Not only is Chinese New Year one of the local community’s most celebrated holidays, it is also typically the time for B.C. businesses – especially those with ties to the Chinese market – to celebrate a year of gains while looking optimistically at the potential of more in the coming year.
2019, however, is not a typical year. Ottawa and Beijing’s political relationship has been in a deep-freeze for two months now, triggered by the arrest of Huawei Technologies Co. Ltd. CFO Meng Wanzhou in Vancouver on December 1 and exacerbated by the arrest of multiple Canadian citizens in China as apparent retaliation.
There have also been advisories from both sides warning about travel in the other country.Diplomats from China have issued multiple stern warnings about consequences if Canada shuts Huawei out of its 5G network development and the head Canadian diplomat in China has just been terminated after making controversial remarks about the Meng case.
The result is a gloomy Chinese New Year for the B.C. businesses typically most likely to celebrate the event. The uncertainty facing the future of Canada-China trade is palpable at almost all trade association and business gatherings involving Chinese-Canadian players since 2019 started.
“The answer is a definitive ‘yes’ if you ask if the mood is different this year,” said Tom Yuan, founder and director of Richmond-based winemaker Canada Berries Enterprises Ltd. “This is the reality facing all of us doing business in the field. All of us – whether we are of Chinese origin or not – are currently very sensitive if we have business dealings in the Chinese market.”
Leaders from sectors ranging from tourism and education to trade and investment have said it is too early to tell from statistics whether the Huawei dispute has hurt B.C.’s economy, citing the need for more time for relevant data to emerge post-December. But several Canada-China business players – many of whom asked not to be named – admitted there is anecdotal evidence that worries them, adding that the fear of more severe measures, such as trade sanctions or boycott campaigns, while Meng faces potential extradition to the United States makes for one of the uneasiest Chinese New Years on record for businesses.
“Nothing like this has ever happened before between China and Canada, so we are just keeping our fingers crossed and maintaining good relations,” said Randall Martin, executive director of the BC Council for International Education, who noted his comments are from his personal observations and do not reflect those of the B.C. government. “I think people are just taking a deep breath and hoping that the politicians sort everything out, because there are a lot of other relationships beyond the political one that are important.”

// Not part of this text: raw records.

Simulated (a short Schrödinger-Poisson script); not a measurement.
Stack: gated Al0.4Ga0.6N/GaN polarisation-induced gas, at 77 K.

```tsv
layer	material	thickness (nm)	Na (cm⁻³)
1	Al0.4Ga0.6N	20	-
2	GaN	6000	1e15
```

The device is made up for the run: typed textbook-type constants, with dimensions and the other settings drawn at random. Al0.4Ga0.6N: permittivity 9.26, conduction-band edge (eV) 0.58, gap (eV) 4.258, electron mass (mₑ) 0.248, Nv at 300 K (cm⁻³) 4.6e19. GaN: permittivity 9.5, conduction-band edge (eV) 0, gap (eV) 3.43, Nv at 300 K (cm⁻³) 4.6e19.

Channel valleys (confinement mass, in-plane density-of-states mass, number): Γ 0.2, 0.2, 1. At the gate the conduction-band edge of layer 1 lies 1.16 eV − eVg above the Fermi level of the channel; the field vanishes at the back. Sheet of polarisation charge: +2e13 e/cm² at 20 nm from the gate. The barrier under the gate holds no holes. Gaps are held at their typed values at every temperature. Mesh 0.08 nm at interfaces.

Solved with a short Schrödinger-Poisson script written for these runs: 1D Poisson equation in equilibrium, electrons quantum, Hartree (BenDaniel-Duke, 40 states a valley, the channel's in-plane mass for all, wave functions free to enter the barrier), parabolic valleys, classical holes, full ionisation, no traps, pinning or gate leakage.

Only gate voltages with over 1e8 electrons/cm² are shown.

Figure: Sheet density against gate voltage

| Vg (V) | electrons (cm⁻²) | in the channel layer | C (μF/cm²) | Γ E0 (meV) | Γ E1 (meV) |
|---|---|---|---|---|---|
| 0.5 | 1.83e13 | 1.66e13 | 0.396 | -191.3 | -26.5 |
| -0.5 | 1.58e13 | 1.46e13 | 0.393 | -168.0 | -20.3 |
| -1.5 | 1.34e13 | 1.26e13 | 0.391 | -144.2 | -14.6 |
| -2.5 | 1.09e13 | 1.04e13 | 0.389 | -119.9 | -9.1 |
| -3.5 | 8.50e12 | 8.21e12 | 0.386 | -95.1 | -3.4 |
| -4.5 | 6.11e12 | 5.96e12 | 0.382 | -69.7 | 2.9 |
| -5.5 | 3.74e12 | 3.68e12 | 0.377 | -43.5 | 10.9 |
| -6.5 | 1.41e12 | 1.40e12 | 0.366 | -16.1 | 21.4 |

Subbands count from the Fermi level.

China is Canada’s second-largest trade partner overall and in most subsectors within the economy, with total merchandise imports totalling $54.8 billion for the first nine months of 2018 and imports reaching $18.2 billion. Top Canadian exports include fruits, grains, wood pulp, lumber products and mineral fuels. In recent years, both Ottawa and the provinces have pushed to draw more international students from China, to the point where Chinese students now make up 28% of Canada’s international student population.
Following Meng’s arrest, made at the request of the U.S. Justice Department, which has since accused Meng and her company of stealing trade secrets from T-Mobile US Inc. (Nasdaq:TMUS), several delegations and industry consultations between Chinese and Canadian officials have been cancelled or delayed, including an Asian trade mission led by provincial Forests Minister Doug Donaldson that was cut short after visits to Japan and South Korea, with the minister deciding to delay the Chinese portion of the trip to another time.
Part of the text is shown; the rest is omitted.